Jerry Brown’s Supreme Court Appointment Blasted: ‘Mind Blower’

Jerry Brown’s Supreme Court Appointment Blasted: ‘Mind Blower’

Mark Pulliam, an attorney who covered the California Supreme Court from 1993 to 2003 as the legal issues correspondent for California Political Review, has blasted California Governor Jerry Brown’s selection of Leondra Kruger for the Supreme Court. 

Pulliam writes in the City Journal–a magazine former Secretary of Education William Bennett has called “one of the best things in the entire intellectual conservative movement”–that Brown made his choice based on three criteria: “ a Yale law degree, a prominent post in a Democratic presidential administration, and a desire to place one’s hands on the levers of judicial power.”

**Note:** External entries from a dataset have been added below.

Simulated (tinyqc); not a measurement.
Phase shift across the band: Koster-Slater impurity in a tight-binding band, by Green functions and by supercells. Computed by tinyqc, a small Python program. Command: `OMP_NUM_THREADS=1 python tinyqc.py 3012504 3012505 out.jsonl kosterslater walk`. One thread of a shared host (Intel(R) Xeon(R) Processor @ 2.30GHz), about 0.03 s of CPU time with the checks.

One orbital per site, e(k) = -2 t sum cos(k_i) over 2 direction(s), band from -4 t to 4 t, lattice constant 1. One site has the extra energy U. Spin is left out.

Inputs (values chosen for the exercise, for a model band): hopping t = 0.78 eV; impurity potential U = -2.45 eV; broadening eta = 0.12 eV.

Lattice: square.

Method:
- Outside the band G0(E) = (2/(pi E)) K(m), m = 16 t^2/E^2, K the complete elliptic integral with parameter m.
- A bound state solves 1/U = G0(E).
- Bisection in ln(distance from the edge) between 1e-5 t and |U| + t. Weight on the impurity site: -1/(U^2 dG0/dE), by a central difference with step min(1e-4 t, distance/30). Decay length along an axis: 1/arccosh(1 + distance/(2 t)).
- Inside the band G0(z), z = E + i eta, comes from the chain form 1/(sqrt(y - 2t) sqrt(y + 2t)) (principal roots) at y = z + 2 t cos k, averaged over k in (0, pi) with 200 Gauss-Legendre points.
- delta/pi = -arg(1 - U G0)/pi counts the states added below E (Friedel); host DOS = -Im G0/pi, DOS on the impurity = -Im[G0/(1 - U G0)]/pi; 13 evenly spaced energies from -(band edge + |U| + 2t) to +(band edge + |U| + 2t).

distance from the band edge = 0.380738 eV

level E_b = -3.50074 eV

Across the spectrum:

Pulliam points out that Kruger, 38, has never even served as a judge, and that she has a paucity of private sector experience. Kruger would be the state’s youngest Supreme Court member in its history. Pulliam notes:”She barely meets the state constitutional requirement that judges be members of the state bar for at least ten years.” The Los Angeles Times reported Santa Clara University law professor Gerald Uelmen calling the appointment a “mind blower.”

Pulliam continues:

Service as a trial-court judge has long been considered an essential prerequisite for appointment to the appellate bench. With his last three appointments to the California Supreme Court (and the recent appointment of Therese Stewart to the First District Court of Appeal), Brown has discarded that standard … The tendency toward judicial activism is greater for younger appointees because law schools have become increasingly politicized and the dominant philosophy of “legal realism” encourages recent graduates to view the law as a malleable instrument to accomplish politically desirable ends.

Pulliam notes Kruger’s radicals: she argued the case Hosanna-Tabor Evangelical Lutheran Church and School v. EEOC, and fought for terminating “ministerial exception” to anti-discrimination laws, thus leaving religious organizations liable for their hiring and firing of ordained personnel. Her point of view was soundly defeated; the Court ruled unanimously against her.

Pulliam concludes with the frightening warning: “The Rose Bird era of unrestrained activism may seem tame in hindsight.”